For sponsors, the numbers from Joyce Julius can be measured against the bottom-line costs of putting a company's name on a product, person or organisation. When it comes to Earnhardt, those numbers have always been impressive.
"He's always been off the charts in those results in comparison to maybe how he was doing in the standings," says Eric Wright, president and executive director of research for Joyce Julius.
"Very popular, getting more attention maybe during the broadcast than maybe we would think, again just based on where he finished in the field, things like that."
The mentions and attention, Wright says, were there from the very beginning. While not as impactful near the end of his driving career as he found himself on the sidelines, Earnhardt's impending return in 2017 after sitting out the final half of the '16 season due to injury provided another glimpse at his "star power".
Joyce Julius did an off-season media glance that began after the 2016 season-ending awards ceremony in early December and then ended prior to the start of the '17 Daytona 500.
The findings? Earnhardt garnered "35% more news media coverage in the off-season than Jimmie Johnson did coming off his [record-equalling seventh] championship," Wright says. "That shows you what kind of lightning rod [Earnhardt] can be for attention and coverage."

Contending for a championship was rare for Earnhardt. His best points finish came in 2003 when he placed third; a year later he won a career-best six races yet he finished fifth in what was the inaugural year of the Chase - now known as the playoffs.
There were years when he failed to find the winner's circle at all and years he enjoyed multiple victories. But his results, or lack of, failed to tarnish his popularity among fans and his reputation in the garage.
"It's not an overstatement to say he always warranted more coverage and more attention than his performance would lead you to think he would have," Wright says. "That's not a negative on him; if anything, that's a positive to his popularity, his articulate nature, good interview, all those intangibles that everybody wants in a driver, including the sponsors."
Whichever way you look at it, that's a sizeable void that NASCAR now has to find a way of filling. Now, Earnhardt's popularity is confined to a career transition into broadcasting - including commentating on the recent Winter Olympics in South Korea, not just NASCAR.
NASCAR officials made a concerted push before the start of the 2018 season to highlight the series' younger competitors, a move that came on the heels of Earnhardt's departure as well as the recent exits of Jeff Gordon, a four-time champion, Tony Stewart, a three-time title-winner, and Carl Edwards, a 28-time race winner.
Matt Kenseth, another past champion, began the season on the sidelines but has since returned in a part-time capacity with Roush Fenway Racing. Meanwhile, drivers such as Ryan Blaney, Chase Elliott, William Byron and Darrell Wallace Jr were being touted as the new young stars.

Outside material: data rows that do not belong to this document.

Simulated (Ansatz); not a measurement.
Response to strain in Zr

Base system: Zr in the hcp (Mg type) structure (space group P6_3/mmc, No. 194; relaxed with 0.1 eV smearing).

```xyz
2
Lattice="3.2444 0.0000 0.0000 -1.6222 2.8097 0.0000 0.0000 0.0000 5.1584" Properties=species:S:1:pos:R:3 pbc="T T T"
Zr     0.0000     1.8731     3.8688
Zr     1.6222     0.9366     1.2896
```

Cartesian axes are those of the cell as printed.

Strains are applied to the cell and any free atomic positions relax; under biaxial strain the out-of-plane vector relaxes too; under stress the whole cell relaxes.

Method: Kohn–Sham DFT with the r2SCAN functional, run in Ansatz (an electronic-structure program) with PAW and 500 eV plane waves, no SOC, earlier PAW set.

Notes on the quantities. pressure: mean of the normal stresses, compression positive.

It was done even while much more celebrated and successful veterans remained in the NASCAR line-up and practically owned the keys to victory lane. The average age of the driver roster on any given weekend for a Cup race is getting younger. Through this season's first 11 races, the average age of drivers was 30.6.
Five years ago, the average age of those competing on a regular basis was almost 36 years old. So it's not surprising to see that youth movement push has angered some of NASCAR's elite, with 2015 champion Kyle Busch calling the approach "stupid".
NASCAR is reacting to the Earnhardt problem, but getting the youth movement to resonate with fans - who need reasons to care about a driver, regardless of his or her age - is difficult
"We've paid our dues, and our sponsors have and everything else, and all you're doing is advertising all these younger guys for fans to figure out and pick up on and choose as their favourite driver," said Busch at the pre-season media days. "I think it's stupid. But I don't know, I'm not the marketing genius that's behind this deal. I just do what I can do, and my part of it is what my part is."
Stewart-Haas Racing's Kevin Harvick, increasingly one of the elder statesmen of NASCAR, described Busch as a "whining child" with two of the youth stars in Wallace and Blaney also doubling down on the Busch criticism.
Interestingly, NASCAR showed some sympathy towards Busch.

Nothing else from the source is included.